Women with disabilities can be extremely isolated when violence occurs, making it more difficult for them to escape and report the abuse, while stigma and discrimination can further reduce access to services or information, or result in report of violence being dismissed by responders.

However, estimating the population-based prevalence of violence against women with disabilities continues to be challenging due to a lack of international data, and this is impacting access to support services.

A long-term vision

For this reason, the World Health Organization has recommended several measures to address the evidence gaps to ensure disabled women’s needs are understood and addressed. This includes:

  • Improving the inclusion of women with disabilities and the issue of disability within violence against women population-based surveys, as this is necessary for an improved understanding of the risk factors for violence against women.
  • Women with disabilities need to be involved in the survey and research teams and throughout the process including in the research design, implementation, and data analysis and interpretation.
  • Measures also need to be taken to increase the accessibility of women with disability to participate as respondents in surveys.
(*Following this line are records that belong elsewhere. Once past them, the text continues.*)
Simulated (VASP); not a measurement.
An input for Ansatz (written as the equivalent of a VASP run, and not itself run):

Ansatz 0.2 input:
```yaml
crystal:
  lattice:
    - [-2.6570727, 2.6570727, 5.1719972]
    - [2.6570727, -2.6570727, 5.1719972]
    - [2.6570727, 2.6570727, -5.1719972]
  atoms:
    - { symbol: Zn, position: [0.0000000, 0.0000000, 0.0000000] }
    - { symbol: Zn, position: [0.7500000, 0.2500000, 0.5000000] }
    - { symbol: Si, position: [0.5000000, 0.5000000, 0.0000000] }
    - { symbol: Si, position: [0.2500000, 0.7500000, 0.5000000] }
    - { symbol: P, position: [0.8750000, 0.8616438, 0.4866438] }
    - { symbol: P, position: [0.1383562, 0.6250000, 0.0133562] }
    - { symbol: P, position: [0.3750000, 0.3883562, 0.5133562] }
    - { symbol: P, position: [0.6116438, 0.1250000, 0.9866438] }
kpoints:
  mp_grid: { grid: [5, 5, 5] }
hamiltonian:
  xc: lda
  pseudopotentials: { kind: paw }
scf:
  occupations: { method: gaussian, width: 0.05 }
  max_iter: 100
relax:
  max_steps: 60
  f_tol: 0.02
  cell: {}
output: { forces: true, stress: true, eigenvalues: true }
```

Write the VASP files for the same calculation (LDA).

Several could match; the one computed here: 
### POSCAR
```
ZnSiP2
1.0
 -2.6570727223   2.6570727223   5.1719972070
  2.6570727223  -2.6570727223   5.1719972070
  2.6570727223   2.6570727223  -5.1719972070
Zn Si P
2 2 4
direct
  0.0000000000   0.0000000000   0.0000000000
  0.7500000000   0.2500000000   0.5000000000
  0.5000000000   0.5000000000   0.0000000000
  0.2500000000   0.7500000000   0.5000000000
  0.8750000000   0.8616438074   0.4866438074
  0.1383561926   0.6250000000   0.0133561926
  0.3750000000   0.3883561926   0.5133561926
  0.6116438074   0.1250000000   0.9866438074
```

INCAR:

The WHO says a long-term vision for inclusion of women with disabilities in research is also required, and this would contribute to a better understanding of the specific needs of women with disabilities subjected to violence and allow more tailored prevention strategies and response/services and programmes to be devised that address those needs.

Dr Avni Amin, Head of the Rights and Equality across the Life Course Unit at WHO and HRP, said: “Gender-based violence is rooted in unequal power and control over women. For … women with disabilities, their dependency and isolation are further exploited by perpetrators, increasing their risk of abuse.

“Services must be responsive to their needs and identify appropriate contacts through the health and care systems, so that all women experiencing violence can access empathetic, survivor-centred care.”